On 5/1/22 12:05 PM, polcott wrote:
> On 5/1/2022 9:39 AM, Ben wrote:
>> Mr Flibble <fli...@reddwarf.jmc> writes:
>>
>>> Recursive definitions are fine, infinitely recursive definitions (such
>>> as The Halting Problem) are INVALID.
>>
>> (1) The halting problem is not an infinitely recursive definition.
>>
>> (2) Infinitely recursive definitions are often fine. For example, the
>> list of Fibonacci numbers:
>>
>
> This type is never fine: // Adapted from Clocksin & Mellish
> foo(foo(foo(foo(foo(foo(foo(foo(foo(foo(foo(foo(...))))))))))))

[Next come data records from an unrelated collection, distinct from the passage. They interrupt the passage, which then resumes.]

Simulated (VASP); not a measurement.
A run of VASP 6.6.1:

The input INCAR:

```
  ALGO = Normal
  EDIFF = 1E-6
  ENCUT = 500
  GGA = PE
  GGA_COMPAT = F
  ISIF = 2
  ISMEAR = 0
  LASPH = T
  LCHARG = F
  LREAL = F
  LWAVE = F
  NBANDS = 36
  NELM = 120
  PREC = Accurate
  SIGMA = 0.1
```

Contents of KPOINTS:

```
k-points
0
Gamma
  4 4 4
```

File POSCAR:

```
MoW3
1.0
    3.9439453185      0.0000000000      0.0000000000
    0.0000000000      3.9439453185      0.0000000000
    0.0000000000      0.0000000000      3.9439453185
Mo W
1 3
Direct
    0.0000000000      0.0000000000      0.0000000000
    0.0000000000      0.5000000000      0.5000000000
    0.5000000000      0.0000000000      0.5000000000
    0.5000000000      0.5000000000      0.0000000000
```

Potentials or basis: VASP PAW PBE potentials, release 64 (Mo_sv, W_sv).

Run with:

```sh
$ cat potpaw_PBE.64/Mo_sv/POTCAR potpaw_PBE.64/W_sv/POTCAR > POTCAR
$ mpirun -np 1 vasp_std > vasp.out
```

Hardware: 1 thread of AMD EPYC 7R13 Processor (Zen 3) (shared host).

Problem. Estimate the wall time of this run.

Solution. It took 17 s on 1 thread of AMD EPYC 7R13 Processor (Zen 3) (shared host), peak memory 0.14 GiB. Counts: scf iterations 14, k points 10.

Depends on the definition of foo.
If foo is the function "fact" I have presented, then the unwinding
becomes exactly that to a too dumb naive expansion.
Thus "never" is incorrect.
>
> Because Gödel says
> 14 Every epistemological antinomy can likewise be used for a similar
> undecidability proof
>
> G ↔ ¬Provable(F, G) is an epistemological antinomy therefore it is
> necessarily sufficiently equivalent to his G.
>
> Likewise with this one: LP ↔ ¬True(LP)
> It can be evaluated as semantically incorrect without the need to define
> True(). No matter how True() is defined LP ↔ ¬True(LP) is semantically
> incorrect because it specifies this:
>
> LP ↔ ¬True(¬True(¬True(¬True(¬True(¬True(¬True(¬True(LP))))))))
> and Prolog can detect and reject this with unify_with_occurs_check.
Because Prolog is too limited to be able to fully handle this sort of
recursion. Prolog apparently can't handle the recursive definition of
fact(n), which just proves that its rejection of something as
"infinitely recursive" is NOT "Proof" that it is invalid.